Editor's note: In "Livin' on a Prayer," John epically sings "when she cries in the night, Tommy whispers baby it's okay, someday." In one of the greatest misheard lyrics of all time, Mrs. ExVox mistakenly thought Jon says "When she cries in the night time at Christmas baby it's ok. someday."
Thursday: I'm reminded that Bon Jovi is not in the Rock 'n Roll Hall of Fame. Even more insulting, they weren't even on the ballot this year. The critic in me reasons that, despite rocking a million faces worldwide and single-handedly inventing the MTV Unplugged series, their music is not influential. But the fan in me recalls hearing "Bed of Roses" for the first time, as a senior in high school, and being floored over the band's progression from hair metal playboys to introspective E-Streeters. Four years later, after being swallowed whole by the 90s, they'd release These Days, easily their strongest collection of songs and a sparkling testament to Jon's underrated abilities as a lyricist and soul singer. At worst, Bon Jovi's best music is surely a fun/fist-pumping, nostalgic yet necessary romp through a simpler, less-ironic era. And, Rock Hall or not, we now live in a graceless age.

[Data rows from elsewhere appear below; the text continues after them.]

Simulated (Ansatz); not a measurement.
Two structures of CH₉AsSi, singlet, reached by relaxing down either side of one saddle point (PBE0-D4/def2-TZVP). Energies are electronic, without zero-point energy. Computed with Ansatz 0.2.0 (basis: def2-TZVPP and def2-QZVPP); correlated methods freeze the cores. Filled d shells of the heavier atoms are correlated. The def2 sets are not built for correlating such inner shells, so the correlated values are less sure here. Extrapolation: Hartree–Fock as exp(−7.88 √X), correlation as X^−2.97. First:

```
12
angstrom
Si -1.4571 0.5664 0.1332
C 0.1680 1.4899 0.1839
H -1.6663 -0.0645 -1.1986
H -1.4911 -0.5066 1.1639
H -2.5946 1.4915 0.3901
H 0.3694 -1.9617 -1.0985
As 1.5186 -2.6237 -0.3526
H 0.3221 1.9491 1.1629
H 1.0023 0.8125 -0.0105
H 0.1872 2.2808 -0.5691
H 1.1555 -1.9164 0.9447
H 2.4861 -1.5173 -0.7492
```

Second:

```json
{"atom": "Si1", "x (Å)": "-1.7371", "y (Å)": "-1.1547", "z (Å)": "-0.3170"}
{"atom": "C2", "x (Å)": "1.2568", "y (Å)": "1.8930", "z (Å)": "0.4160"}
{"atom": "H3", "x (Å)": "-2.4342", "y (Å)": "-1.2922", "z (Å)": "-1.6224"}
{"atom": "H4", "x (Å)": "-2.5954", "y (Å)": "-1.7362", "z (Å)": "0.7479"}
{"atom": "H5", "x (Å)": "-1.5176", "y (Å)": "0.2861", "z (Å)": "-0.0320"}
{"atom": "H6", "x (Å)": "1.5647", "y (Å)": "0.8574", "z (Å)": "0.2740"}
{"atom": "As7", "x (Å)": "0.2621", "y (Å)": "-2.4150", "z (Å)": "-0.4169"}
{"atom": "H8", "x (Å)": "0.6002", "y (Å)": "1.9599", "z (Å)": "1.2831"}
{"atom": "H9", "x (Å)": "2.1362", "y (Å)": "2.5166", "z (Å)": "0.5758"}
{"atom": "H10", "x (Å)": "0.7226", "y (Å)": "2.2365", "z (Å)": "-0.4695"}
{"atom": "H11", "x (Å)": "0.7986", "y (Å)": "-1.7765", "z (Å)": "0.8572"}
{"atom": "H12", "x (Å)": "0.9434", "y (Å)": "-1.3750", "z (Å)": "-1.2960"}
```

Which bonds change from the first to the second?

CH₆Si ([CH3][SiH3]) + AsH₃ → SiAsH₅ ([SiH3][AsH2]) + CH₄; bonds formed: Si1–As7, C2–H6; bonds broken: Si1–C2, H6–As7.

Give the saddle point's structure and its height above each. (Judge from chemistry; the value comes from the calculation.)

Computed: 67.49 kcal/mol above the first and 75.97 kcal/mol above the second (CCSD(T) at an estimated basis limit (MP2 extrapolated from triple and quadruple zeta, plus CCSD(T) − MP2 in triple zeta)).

Friday: Movie night. I watch the last staple in Edward Burns' mid-90s pseudo-trilogy, No Looking Back, an absorbing, working-class drama co-starring the impossibly good-looking Jon Bon Jovi. Jon, almost instantly and effortlessly, gravitates to the heart of what's at stake in every scene. His screen presence is as undeniable as his unabashedly earnest vocals. He's come a long way since falling off a horse as an extra in 1990's Young Guns II, but critics inevitably ripped his performance in NLB with the same disdain they reserve for his records. I guess this is the crux: Jon Bon Jovi never hides anything. We tend to want our artists to be complex and mysterious, but Joves has always worn his transparent heart, along with all of his adoring fans, on his naked, New Jersey sleeve. Tommy and Gina are grandparents by now. They no longer have to live for the fight, but their story will be survived long after Jon Bon Jovi is officially gone.